LNBA methodology for DER working in concert

(Draft for comment by working group)

6.2.1 (D)
Develop Methodology advancement and improvement: IOUs shall determine a method for evaluating the effect on avoided cost of DER working "in concert" in the same electrical footprint of a substation. Such DER may complement each other operationally using a distributed energy resource management system (DERMS).

Proposal: This working group should review the assumptionsregarding how DER will interact on the grid, including the degree or circumstances under which they would be expected to act in concert or other coordinated fashion, and reviewthe modeling of the impact this will have on benefits and costs realized by the utility and their customers. This will require assumptions to be developed for review, and illustrated in at least one modeled example demonstrating the various impacts of coordinating distributed resources, and should reflect at a minimum the role of utility DERMS on both generation and load and of autonomous advanced inverter functionality (outside of DERMS) in coordinating DER for maximum value. These assumptions should be tested and updated through Demo C.[1]

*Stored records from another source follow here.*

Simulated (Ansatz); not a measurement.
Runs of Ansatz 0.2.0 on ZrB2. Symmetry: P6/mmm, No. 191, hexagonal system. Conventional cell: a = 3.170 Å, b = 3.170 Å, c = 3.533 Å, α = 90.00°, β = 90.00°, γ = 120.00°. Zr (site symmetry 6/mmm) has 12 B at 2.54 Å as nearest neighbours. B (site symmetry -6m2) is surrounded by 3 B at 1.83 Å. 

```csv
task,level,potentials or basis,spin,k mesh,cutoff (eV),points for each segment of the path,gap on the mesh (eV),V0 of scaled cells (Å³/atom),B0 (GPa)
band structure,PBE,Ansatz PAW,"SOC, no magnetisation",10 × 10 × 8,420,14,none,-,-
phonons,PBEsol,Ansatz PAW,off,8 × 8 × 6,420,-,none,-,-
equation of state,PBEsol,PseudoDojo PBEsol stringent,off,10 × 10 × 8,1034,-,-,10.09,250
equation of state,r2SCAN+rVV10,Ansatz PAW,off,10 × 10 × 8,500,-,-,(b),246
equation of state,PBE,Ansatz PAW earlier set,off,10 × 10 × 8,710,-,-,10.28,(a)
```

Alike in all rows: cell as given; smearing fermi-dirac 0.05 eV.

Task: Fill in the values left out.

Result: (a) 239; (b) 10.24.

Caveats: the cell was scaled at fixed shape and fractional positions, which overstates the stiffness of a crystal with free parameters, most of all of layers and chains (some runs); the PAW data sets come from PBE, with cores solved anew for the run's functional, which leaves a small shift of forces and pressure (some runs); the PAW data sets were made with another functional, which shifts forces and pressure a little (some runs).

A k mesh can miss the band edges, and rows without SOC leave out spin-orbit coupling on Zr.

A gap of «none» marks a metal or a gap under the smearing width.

This focus on coordination of DER is in addition to any refinement of portfolio composition, location, or granularity of analysis.

6.2.1(D) requirement has two separate components –

a)A method for establishing costs that may be avoided, and

b)A method for determining whether DER working “in concert” influences the ability of DER to avoid those costs.

a). For the first of these, the initial basis for evaluating avoided cost is proposed as identifying physical upgrades that can be avoided or deferred through DER alternatives, and comparing the cost of the traditional upgrade against the cost of the DER alternative as established through competitive solicitation. There are outstanding issues regarding the use of alternative solicitation and incentive measures to acquire DER services at lower cost, the application of return-on-equity earnings and discount rates in determining ratepayer costs, and identification of additional benefits and costs that would be realized beyond the capital investment.[2] These issuesare being addressed elsewhere in this working group and are beyond the scope of 6.2.1(D).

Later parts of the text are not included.